A Scarlet Woman



Jennipher A Lewis


(click images to to enlarge)

Other Credits

Caroline Lee - Photographer and Videographer

Outline the story …

"A Study in Scarlet Women" by Sherry Thomas.
Mrs. John Watson nee Joanna Hamish Redmayne.

This is my interpretation of Mrs. Watson from the first book in the Lady Sherlock series, set in 1894 London. She is a former actress and retired demimonde. A wealthy woman dressing at the height of fashion with fine tailoring, but loud and garish as a warning to the women of society that she is a Demimonde and to avoid her. Widowed at a relatively young age, she still grieves for her husband. She is witty, kind, and has incredible business acumen. Her adventure starts when she befriends Charlotte Holmes, a young lady of society who crossed the line of what was considered proper. Joanna is the perfect companion for the eccentric Charlotte and their consulting detective endeavors. Using her fictitious brother, Sherlock (too ill to see anyone in person), Charlotte Holmes and Joanna Watson work to solve baffling mysteries. Joanna knows her value, and what to charge for Charlotte (Sherlock) Holmes’ consultations. Together they earn a living and live independently in a Victorian world that dismisses woman. Lost and without purpose until Charlotte comes into her life, Mrs. Watson is rejuvenated.

Outline the construction…

Ladies’ Summer Walking Suit 1894: Ripple skirt and Eton Jacket.
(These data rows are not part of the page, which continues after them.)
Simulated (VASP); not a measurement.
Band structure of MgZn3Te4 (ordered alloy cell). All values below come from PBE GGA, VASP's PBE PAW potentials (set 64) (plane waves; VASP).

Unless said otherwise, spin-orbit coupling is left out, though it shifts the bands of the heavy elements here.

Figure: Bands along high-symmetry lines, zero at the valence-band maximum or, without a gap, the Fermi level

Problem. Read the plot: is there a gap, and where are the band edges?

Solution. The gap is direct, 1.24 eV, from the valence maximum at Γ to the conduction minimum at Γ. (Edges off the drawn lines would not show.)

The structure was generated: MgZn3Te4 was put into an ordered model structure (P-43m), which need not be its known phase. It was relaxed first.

All additional garments made by self: pair of combinations, corset, corset cover, petticoat, bum pad, shirtwaist, belt, tie, hat - cut and resewn, decorated with ribbon, feathers, and flowers.

Purchased: shoes and stockings - American Duchess, earrings - Lady Detalle, gloves, parasol, pocket watch, chain with monocle, ring.

Inspiration: "Authentic Victorian Fashion Patterns" edited by Kristina Harris, page 102, Ladies Costume Spring 1895.

Patterns: Truly Victorian TV498 – Eton Jacket, TV296 – 1895 Ripple Skirt.

Pocket sourced from Janet Arnold Patterns of Fashion 2, page 47, self-drafted. Watch Fob self-drafted.

Sewn by hand, except for the second buckram hem: seams and hem at bottom of the skirt by machine, felled by hand.

100% Cotton Madras used for the skirt and jacket.
Jacket lined with 100% cotton.
Skirt lined with tarlatan, hemmed with buckram for stiffness.

The skirt waistband was big by 1", since everything was completed, made a waist pleat at the back where it would be least noticeable and easiest to remove. The original hem was too long, attached a 10 inch buckram 2 inches higher. Leaving the old one in place (thinking I could cut it later). When in place, rather than cut the old 6 inch hem, I felled it to the larger piece for a double layer of stiffening. Cotton bias tape trim (purchased), sewn on by hand. Appliques (purchased), sewn on by hand. Originally going to use Soutache, but opted against.




  1. Avatar Samanthalovestosew on March 11, 2021 at 9:46 pm

    I love this costume and you look fantastic in it!

  2. Kitty Mortensen Kitty Mortensen on March 12, 2021 at 5:12 pm

    Beautiful entry- and I love how it looks on 🙂

  3. Avatar Carolien van Alphen on March 12, 2021 at 9:09 pm

    Gorgeous dress. Love the black with the pinks and greens. Beautiful details. Well done!

    • Avatar Annette on March 19, 2021 at 9:16 pm

      That really looks amazing, and I’m impressed by the amount of Handsewing you did.

  4. Avatar Terri Bowlby-Chiasson on March 13, 2021 at 12:21 pm

    Beautiful work! Well done!

  5. Sophia Khan Sophia Khan on March 13, 2021 at 10:57 pm

    The soutache details are wonderful! I love this period it really suits you.

  6. Avatar sarah Lowes on March 14, 2021 at 6:24 pm

    This outfit has made me want to read those books!

  7. Avatar Linda Call on March 20, 2021 at 6:03 pm

    Love the plaid pinks and greens with the bold outlining of the braiding. Your pocket placement for this era is great!

  8. Avatar AnnaCatherine Sendgikoski on March 24, 2021 at 5:20 am

    Wow, I am in love with this! Such a treat to see. Thank you so much!

  9. Avatar Kelli M on March 27, 2021 at 4:46 pm

    This is absolutely stunning! The photos don’t do justice to all of the other tiny immeasurable details that went into this set. Bravo!!